Goldberg continues that the parents’ role in the ceremony was “downright astonishing:”
[W]hen the rabbi called them to the bimah for an aliyah, a Torah blessing, something new happened. … [H]e called the parents’ names: Geoff Lewis ve-Chana bat Yosef…. Jon’s father, doesn’t have a Hebrew name. He’s not Jewish.
Goldberg had been to b’nai mitzvah ceremonies where children of interfaith families “performed the traditional rituals as credibly as any other Jewish child,” but:
I’ve never before seen a traditional, old-fashioned Hebrew davening in which a non-Jewish parent was welcomed as a participant, honored like any other parent who brings a Jewish child into the covenant — perhaps even more so, since he was bringing his child into a covenant he had not taken as his own…. The inclusiveness didn’t stop there. Both parents stood before the open ark and offered blessings to their son — Anne in Hebrew, Geoff in English.
Goldberg describes his reaction:
At first it was a shock to watch. Almost immediately, though, it felt completely natural. Now I can’t get over the shock that this is still unusual.
He then makes two conclusions. First, the father was “one-half of the couple that raised this Jewish child. How could he not be part of the celebration, not share his joy with the community as his child becomes a man?” Second, “how many other parents don’t bring their children into the covenant because they think — correctly, all too often — they won’t be welcomed?”

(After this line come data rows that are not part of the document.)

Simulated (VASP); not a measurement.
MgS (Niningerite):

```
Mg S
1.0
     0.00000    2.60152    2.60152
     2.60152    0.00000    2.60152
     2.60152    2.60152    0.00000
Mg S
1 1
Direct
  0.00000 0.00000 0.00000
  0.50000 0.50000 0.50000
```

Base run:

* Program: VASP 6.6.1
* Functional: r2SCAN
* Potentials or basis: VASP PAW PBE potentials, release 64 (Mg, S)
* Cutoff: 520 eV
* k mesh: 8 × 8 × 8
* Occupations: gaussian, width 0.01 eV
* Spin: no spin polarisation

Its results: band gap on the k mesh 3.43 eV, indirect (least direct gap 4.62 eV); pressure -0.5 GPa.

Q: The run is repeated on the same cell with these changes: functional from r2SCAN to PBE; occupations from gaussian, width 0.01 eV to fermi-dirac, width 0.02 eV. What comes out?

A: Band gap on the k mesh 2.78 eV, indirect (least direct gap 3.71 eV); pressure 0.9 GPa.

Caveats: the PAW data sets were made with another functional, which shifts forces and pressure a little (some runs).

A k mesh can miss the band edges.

I think I was particularly taken with Goldberg’s essay because I spent most of the end of February and early March traveling around the country trying to raise funding for the cause of engaging interfaith families in Jewish life. Two comments stuck with me and made me wonder whether attitudes are really changing. A genuinely welcoming Reform rabbi said that he did not officiate at weddings of interfaith couples because he favors Jews marrying other Jews and thinks that by officiating for interfaith couples he is communicating an inconsistent message. The executive director of a Jewish foundation said he wants his children to marry other Jews and is not sure that InterfaithFamily.com’s work is conducive to that — although he wants to welcome couples once intermarriage has happened. Lydia Kukoff, our new Board member, told me that these are the same things she heard forty years ago, when she was a founder of the effort to engage interfaith families in Jewish life.
It is heartening to me for a thought leader of J.J. Goldberg’s stature to say that it felt natural and necessary for a non-Jewish parent to be an integral part of the celebration of raising a Jewish child, to question “how many other parents don’t bring their children into the covenant because they think — correctly, all too often — they won’t be welcomed,” and to give praise (very well-deserved, in my opinion) to Rabbi David Schuck who “dared to open [his community’s] gates as few other rabbis have done.”
When more Jewish leaders recognize that Goldberg’s cousin’s family — with an unconverted non-Jewish parent participating in raising a Jewish child — is not sub-optimal, but instead is a positive Jewish outcome equal to any other — then we will have a truly “changing Judaism.” I hope Goldberg’s essay will help move us in that direction.